Reranking Microservice¶
The Reranking Microservice, fueled by reranking models, stands as a straightforward yet immensely potent tool for semantic search. When provided with a query and a collection of documents, reranking swiftly indexes the documents based on their semantic relevance to the query, arranging them from most to least pertinent. This microservice significantly enhances overall accuracy. In a text retrieval system, either a dense embedding model or a sparse lexical search index is often employed to retrieve relevant text documents based on the input. However, a reranking model can further refine this process by rearranging potential candidates into a final, optimized order.

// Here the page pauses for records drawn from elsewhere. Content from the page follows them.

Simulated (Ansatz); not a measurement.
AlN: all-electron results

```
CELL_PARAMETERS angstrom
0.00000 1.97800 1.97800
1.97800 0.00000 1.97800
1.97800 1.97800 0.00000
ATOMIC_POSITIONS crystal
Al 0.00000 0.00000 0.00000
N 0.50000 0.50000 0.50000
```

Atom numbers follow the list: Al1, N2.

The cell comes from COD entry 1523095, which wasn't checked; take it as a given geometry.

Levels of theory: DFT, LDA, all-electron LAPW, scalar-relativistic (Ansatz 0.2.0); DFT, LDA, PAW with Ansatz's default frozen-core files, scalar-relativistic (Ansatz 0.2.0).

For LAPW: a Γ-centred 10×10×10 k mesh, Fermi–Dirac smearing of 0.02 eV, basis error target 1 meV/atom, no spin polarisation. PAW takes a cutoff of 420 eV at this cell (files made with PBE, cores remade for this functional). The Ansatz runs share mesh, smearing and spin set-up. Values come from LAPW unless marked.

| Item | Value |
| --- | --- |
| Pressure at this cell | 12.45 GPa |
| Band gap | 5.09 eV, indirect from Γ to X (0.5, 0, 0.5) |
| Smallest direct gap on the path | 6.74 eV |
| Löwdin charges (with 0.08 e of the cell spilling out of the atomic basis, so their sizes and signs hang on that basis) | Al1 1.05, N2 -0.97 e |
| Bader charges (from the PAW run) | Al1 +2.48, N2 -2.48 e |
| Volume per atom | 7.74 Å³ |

🚀1. Start Microservice with Python (Option 1)¶
To start the Reranking microservice, you must first install the required python packages.
1.1 Install Requirements¶
pip install -r requirements.txt
1.2 Install fastRAG¶
git clone https://github.com/IntelLabs/fastRAG.git
cd fastRag
pip install .
pip install .[intel]
1.3 Start Reranking Service with Python Script¶
export EMBED_MODEL="Intel/bge-small-en-v1.5-rag-int8-static"
python local_reranking.py
🚀2. Start Microservice with Docker (Option 2)¶
2.1 Setup Environment Variables¶
export EMBED_MODEL="Intel/bge-small-en-v1.5-rag-int8-static"
2.2 Build Docker Image¶
cd ../../../
docker build -t opea/reranking-fastrag:latest --build-arg https_proxy=$https_proxy --build-arg http_proxy=$http_proxy -f comps/reranks/fastrag/Dockerfile .
2.3 Run Docker¶
docker run -d --name="reranking-fastrag-server" -p 8000:8000 --ipc=host -e http_proxy=$http_proxy -e https_proxy=$https_proxy -e EMBED_MODEL=$EMBED_MODEL opea/reranking-fastrag:latest
🚀3. Consume Reranking Service¶
3.1 Check Service Status¶
curl http://localhost:8000/v1/health_check \
-X GET \
-H 'Content-Type: application/json'
3.2 Consume Reranking Service¶
curl http://localhost:8000/v1/reranking \
-X POST \
-d '{"initial_query":"What is Deep Learning?", "retrieved_docs": [{"text":"Deep Learning is not..."}, {"text":"Deep learning is..."}]}' \
-H 'Content-Type: application/json'